Skip to main content

Troubleshooting connectivity & logs

The dagster-slurm presets hide most SSH and Slurm plumbing, but a few deployment-specific quirks are worth calling out. The tips below keep log streaming responsive, explain how to retain run artefacts for inspection, and silence noisy shells in the Docker sandbox.

Log streaming without ControlMaster

Some HPC centres (e.g. VSC-5) disable SSH ControlMaster sockets. When that happens the Dagster code location automatically falls back to password-aware connections and polls the remote log files. You still get live output, but a few tweaks make the experience smoother:

  • Set DAGSTER_SLURM_SSH_CONTROL_DIR if your site restricts socket paths. The default is ~/.ssh/dagster-slurm; point it to a writable directory on shared machines.
  • Leave SLURM_EDGE_NODE_FORCE_TTY=false unless your cluster explicitly requires a TTY. Password-based sessions request one automatically.
  • If you rely on jump hosts or OTP prompts, prefer a local ~/.ssh/config entry. The same configuration is reused by the Pipes log tailer.

When the connection falls back to polling, Dagster prints a debug line such as:

Streaming ... via polling fallback (ControlMaster unavailable)

This is expected and no changes are required unless you notice missing output.

Keep or delete remote run directories

Every successful run now schedules an asynchronous cleanup on the edge node:

nohup rm -rf /path/to/dagster_runs/runs/<run_id> >/dev/null 2>&1 &

That keeps storage quotas tidy without delaying Dagster shutdown. You can still opt out temporarily:

  • Set debug_mode=True on the relevant ComputeResource to keep run folders around for inspection.
  • Manually remove old folders with a periodic cron job if you prefer a deterministic retention policy:
find /home/$USER/dagster_runs/runs -mindepth 1 -maxdepth 1 -mtime +3 -exec rm -rf {} +

The cleanup_on_failure flag continues to apply—failed runs respect debug_mode and skip removal.

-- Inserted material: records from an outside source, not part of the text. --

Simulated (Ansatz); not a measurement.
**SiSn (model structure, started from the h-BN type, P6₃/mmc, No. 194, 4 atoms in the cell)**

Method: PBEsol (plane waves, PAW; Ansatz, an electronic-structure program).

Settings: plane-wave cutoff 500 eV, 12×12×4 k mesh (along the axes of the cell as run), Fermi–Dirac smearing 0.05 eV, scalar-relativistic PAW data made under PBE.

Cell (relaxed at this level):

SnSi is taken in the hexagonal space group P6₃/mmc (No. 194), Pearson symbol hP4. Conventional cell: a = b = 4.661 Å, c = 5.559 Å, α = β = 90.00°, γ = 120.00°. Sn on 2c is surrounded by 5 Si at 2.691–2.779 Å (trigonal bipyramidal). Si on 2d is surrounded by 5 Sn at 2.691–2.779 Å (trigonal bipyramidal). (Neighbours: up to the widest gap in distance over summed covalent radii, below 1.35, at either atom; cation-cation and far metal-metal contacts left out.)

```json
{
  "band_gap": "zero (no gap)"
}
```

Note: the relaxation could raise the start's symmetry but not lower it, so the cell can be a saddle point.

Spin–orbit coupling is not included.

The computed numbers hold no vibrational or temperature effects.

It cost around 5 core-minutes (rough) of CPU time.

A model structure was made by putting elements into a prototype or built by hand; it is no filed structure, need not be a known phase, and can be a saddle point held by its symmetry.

Laptop and one-off researcher deployments

Not every HPC workflow needs a persistent Dagster server. A common pattern is running Dagster directly on a researcher's laptop or workstation: submit long-running Slurm jobs, close the lid, and check results hours or days later. dagster-slurm is designed to support this workflow.

Why this works without persistent infrastructure:

  • Slurm is the durable layer. Once sbatch submits a job, the HPC scheduler owns it. The job runs to completion regardless of what happens to the Dagster process that submitted it. Logs, outputs, and exit codes are stored on the cluster.
  • Dagster is the orchestration layer. It packages the environment, submits the job, and streams logs while it is running. But it does not need to be running for the Slurm job to finish.
  • Reattach on restart. When you reopen your laptop and start Dagster again, dagster-slurm detects the still-running (or already-completed) Slurm job and picks up where it left off. It never resubmits — the retry only monitors or collects results from the existing job.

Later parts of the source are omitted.